# Dataset Exploration - SemEval-2019 Task 4
Exploring the hyperpartisan news detection dataset before and after preprocessing.

In [1]:
from lxml import etree
from collections import Counter
import config

## 1. Raw Data Exploration

In [2]:
def parse_raw_articles(xml_path, limit=5):
    articles = []
    context = etree.iterparse(xml_path, events=('end',), tag='article')
    for i, (event, elem) in enumerate(context):
        if i >= limit:
            break
        articles.append({
            'id': elem.get('id'),
            'title': elem.get('title', ''),
            'published': elem.get('published-at', ''),
            'raw_xml': etree.tostring(elem, encoding='unicode', pretty_print=True)[:2000]
        })
        elem.clear()
    return articles

def parse_raw_labels(xml_path):
    labels = {}
    context = etree.iterparse(xml_path, events=('end',), tag='article')
    for event, elem in context:
        labels[elem.get('id')] = {
            'hyperpartisan': elem.get('hyperpartisan'),
            'labeled_by': elem.get('labeled-by'),
            'url': elem.get('url', '')
        }
        elem.clear()
    return labels

In [3]:
print("Loading raw training data...")
raw_articles = parse_raw_articles(config.ARTICLES_TRAIN, limit=3)
raw_labels = parse_raw_labels(config.LABELS_TRAIN)
print(f"Total labels: {len(raw_labels)}")

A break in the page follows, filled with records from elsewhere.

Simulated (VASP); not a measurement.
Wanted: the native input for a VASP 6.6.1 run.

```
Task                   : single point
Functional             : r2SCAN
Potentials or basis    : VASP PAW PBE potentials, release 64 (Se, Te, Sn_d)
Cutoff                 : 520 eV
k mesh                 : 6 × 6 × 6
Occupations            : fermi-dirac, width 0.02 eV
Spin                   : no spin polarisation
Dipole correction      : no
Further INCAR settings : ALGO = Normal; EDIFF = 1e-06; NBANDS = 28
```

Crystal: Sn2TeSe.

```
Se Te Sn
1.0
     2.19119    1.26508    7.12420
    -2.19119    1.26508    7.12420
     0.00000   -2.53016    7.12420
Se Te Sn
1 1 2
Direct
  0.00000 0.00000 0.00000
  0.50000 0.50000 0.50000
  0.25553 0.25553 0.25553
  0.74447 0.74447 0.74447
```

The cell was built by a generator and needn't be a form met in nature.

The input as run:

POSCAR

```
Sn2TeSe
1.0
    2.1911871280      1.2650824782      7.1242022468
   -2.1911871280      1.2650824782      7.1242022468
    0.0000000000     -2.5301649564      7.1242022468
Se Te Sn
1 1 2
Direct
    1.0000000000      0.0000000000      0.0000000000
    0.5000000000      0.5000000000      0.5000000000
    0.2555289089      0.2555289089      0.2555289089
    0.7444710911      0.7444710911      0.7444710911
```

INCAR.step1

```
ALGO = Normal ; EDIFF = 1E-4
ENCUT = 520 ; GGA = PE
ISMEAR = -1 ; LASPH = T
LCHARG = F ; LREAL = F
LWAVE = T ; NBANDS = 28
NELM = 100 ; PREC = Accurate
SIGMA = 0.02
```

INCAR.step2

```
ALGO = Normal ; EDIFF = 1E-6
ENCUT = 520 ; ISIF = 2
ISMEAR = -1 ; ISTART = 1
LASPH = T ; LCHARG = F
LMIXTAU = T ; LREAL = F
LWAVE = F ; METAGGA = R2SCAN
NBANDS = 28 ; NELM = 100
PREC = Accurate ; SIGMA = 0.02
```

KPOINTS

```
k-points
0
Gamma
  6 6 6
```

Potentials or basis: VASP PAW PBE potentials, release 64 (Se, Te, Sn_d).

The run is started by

Loading raw training data...
Total labels: 645


In [4]:
print("=" * 80)
print("SAMPLE RAW ARTICLES")
print("=" * 80)
for art in raw_articles:
    label_info = raw_labels.get(art['id'], {})
    print(f"\nID: {art['id']}")
    print(f"Title: {art['title'][:100]}..." if len(art['title']) > 100 else f"Title: {art['title']}")
    print(f"Published: {art['published']}")
    print(f"Hyperpartisan: {label_info.get('hyperpartisan')}")
    print(f"\nRaw XML (truncated):")
    print(art['raw_xml'][:1000])
    print("-" * 80)

SAMPLE RAW ARTICLES

ID: 0000000
Title: Kucinich: Reclaiming the money power
Published: 2017-09-10
Hyperpartisan: true

Raw XML (truncated):
<article id="0000000" published-at="2017-09-10" title="Kucinich: Reclaiming the money power">
From flickr.com: Money {MID-161793} <p>Money ( <a href="https://farm8.static.flickr.com/7020/6551534889_9c8ae52997.jpg" type="external">Image</a> by <a href="https://www.flickr.com/people/68751915@N05/" type="external">401(K) 2013</a>) <a href="https://creativecommons.org/licenses/by-sa/2.0/" type="external">Permission</a> <a type="internal">Details</a> <a type="internal">DMCA</a></p> No Pill Can Stop Tinnitus, But This 1 Weird Trick Can <p>The walls are closing in on Congress.</p> <p>Terrifying walls of water from Hurricanes Harvey and Irma, which, when the damage is totaled, could rise to a half trillion dollars. The Walls of War: The multi-trillion dollar ongoing cost of Afghanistan, Iraq and other interventions. The crumbling walls of the U.S. infrast

## 2. Label Distribution

In [5]:
label_counts = Counter(v['hyperpartisan'] for v in raw_labels.values())
print("Training set label distribution:")
for label, count in label_counts.items():
    print(f"  {label}: {count} ({count/len(raw_labels)*100:.1f}%)")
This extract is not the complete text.